Build a real-time ad analysis system using Redpanda, Flink, and Pinot

ByDunith DhanushkaonNovember 16, 2023
Reference architecture for a real-time ad performance analytics platform

Behind every ad served to a user, impressions and click events follow. Ad impressions represent the number of times an ad is fetched and potentially viewed by a user. A click on an ad captures the user’s intention for conversion. The ability to analyze these events in real time is crucial to optimize ad campaigns, maximize ROI, and deliver hyper-personalized content to users.

The responsibility of an ad events processing system is to manage the flow of events, cleanse them, aggregate clicks and impressions, and provide this data in an accessible format for reporting and analytics to measure the overall performance of ad campaigns.

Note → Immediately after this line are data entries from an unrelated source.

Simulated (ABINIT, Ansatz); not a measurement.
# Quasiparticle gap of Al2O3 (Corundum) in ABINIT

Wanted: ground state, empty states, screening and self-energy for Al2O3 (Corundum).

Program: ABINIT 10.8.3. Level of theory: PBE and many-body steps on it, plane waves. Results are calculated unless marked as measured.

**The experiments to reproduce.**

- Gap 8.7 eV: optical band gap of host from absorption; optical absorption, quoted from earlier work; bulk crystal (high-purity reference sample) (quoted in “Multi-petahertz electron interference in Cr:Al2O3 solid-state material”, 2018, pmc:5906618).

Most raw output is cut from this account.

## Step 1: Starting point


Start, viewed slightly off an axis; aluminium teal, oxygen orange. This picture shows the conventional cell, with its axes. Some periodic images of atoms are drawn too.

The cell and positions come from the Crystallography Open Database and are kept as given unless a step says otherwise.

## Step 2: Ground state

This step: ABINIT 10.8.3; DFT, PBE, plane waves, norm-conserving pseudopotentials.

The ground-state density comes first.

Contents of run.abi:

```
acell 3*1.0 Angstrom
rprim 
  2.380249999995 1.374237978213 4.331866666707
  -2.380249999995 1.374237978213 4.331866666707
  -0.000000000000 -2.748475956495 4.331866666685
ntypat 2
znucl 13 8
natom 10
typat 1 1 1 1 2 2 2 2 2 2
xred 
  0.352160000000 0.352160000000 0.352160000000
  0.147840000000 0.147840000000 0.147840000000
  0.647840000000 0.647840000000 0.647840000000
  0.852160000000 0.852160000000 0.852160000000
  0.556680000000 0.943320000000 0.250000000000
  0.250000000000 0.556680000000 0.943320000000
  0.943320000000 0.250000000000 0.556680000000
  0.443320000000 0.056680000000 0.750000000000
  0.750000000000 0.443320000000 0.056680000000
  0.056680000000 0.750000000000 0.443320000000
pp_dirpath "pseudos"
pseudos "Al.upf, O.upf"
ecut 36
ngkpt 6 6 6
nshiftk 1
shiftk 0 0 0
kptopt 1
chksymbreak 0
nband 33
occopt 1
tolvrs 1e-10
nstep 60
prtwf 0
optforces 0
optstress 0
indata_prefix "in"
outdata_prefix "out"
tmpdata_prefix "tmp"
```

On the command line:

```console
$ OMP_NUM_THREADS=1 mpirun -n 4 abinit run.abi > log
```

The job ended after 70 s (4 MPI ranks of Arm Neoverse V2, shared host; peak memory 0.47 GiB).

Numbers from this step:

In this post, we present a reference architecture for a real-time ad performance analytics system using Redpanda, Apache Flink®, and Apache Pinot™ for unbeatable scalability, performance, and correctness of insights. (If you haven’t already, check out our previous reference architecture on how to build a demand-side platform for AdTech first.)

Ready? Let’s dig in.

3 keys to accurately measuring ad performance

When building a system for real-time ad performance tracking, you’ll need to meet the following objectives.

  1. Speed: Speed enables timely decision-making, allowing advertisers to make split-second decisions about ad placement, targeting, and bidding to capture opportunities and respond to market changes. Also, real-time performance analysis helps allocate budgets to the most effective campaigns and channels, ensuring that resources aren’t wasted on underperforming strategies. Furthermore, timely detection and prevention of ad frauds prevents ad budget wastage on non-human or low-quality traffic.

  2. Reliability: The system must be reliable in terms of data integrity. Ad events represent actual money paid by customers, so a loss of events means a loss of potential revenue.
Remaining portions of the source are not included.